CLERMONT — There was only one place in Hall County on Saturday where you could participate in archery and laser tag, pet a goat and a pig, and watch a parade while chowing down on some boiled peanuts and a snow cone.

Locals know that fall just wouldn't be the same without the Clermont Days Festival, which celebrated its ninth year.

This fun-filled day for families kicked off with a 5K run and a 1K fun walk. There were bands playing throughout the day, a car show, a horseshoe-throwing contest, arts and crafts vendors, the Miss Clermont Pageant and fireworks at dark.
And that doesn't even cover all of it.

So how has this small-town festival become such a big and beloved event?

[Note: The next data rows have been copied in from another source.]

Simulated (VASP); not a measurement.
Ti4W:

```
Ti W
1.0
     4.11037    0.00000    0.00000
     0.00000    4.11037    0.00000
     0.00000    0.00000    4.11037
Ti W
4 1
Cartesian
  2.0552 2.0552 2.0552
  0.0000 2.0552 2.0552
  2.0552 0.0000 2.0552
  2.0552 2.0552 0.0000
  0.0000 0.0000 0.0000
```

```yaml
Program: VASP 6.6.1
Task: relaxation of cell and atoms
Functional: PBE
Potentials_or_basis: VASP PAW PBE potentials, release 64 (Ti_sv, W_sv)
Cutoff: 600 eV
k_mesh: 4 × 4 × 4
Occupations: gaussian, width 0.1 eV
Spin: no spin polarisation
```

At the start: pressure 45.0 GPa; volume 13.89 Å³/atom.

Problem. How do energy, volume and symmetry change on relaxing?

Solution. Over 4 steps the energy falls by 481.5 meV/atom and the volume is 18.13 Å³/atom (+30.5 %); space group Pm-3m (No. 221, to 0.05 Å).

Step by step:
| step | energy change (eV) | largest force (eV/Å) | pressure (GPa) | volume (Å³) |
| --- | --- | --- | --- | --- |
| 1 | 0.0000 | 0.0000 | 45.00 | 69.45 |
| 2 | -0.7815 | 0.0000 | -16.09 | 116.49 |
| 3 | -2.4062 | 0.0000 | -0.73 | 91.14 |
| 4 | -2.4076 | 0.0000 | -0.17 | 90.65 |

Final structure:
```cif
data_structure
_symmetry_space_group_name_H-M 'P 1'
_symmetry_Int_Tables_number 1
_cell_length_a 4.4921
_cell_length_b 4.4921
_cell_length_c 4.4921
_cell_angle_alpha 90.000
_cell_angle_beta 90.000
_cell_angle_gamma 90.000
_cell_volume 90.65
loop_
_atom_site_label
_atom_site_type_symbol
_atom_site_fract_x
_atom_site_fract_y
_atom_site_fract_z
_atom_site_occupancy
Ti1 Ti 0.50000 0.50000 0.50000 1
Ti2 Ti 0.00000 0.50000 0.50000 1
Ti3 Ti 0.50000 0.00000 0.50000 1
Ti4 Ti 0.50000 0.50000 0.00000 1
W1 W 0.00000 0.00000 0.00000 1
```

"We have the perfect place for it," said John Brady, the chairman of the Clermont Days Festival. "We are out in the country, and we don't have a lot of traffic out here - everything is handicapped-accessible, and we just see a lot of families coming out."

Brady said that they try and gear the festival toward children.

"They're going to have memories years from now about coming to Clermont and having a good time," said Brady.

"We plan it for eight months, so to see it come together and see people come out and enjoy themselves is a delight."

Brady also participated as a character in the parade, dressing as SpongeBob Squarepants in honor of his three grandchildren who love TV character.

"I called myself ‘Sponge John,'" he said with a laugh.

Hoping to get kids involved with an outdoor activity, Bud Tingle, head coach of the Hall County 4-H Club, was set up at the festival with bows and arrows. He was giving kids the opportunity to learn more about archery, specifically form and safety.

Karla Kiefer, executive secretary with the Hall County 4-H Club, said that the kids "have a ball" learning about archery, especially those in their program.

"They do it rain, shine, or snow," Kiefer said. "It could be pouring down rain, and they will say, ‘Let's go shoot!'"

While participating in numerous activities, many awaited the parade, which began at 1 p.m. with the East Hall Honor guard.

Former North Hall High School student Hannah Rogers said people really love the parade, especially kids who get tossed candy.

"They also get to see the horses and the tractors," said Hannah's sister, Rachel Rogers.

Their father, Alan Rogers, said that the Clermont Days Festival has a really nice atmosphere and "it is a good old fall festival."

"When you come you get to see people in the community that you don't normally get to see," said Alan's wife, Leslie Rogers. "You enjoy good fellowship, gospel music and really good food."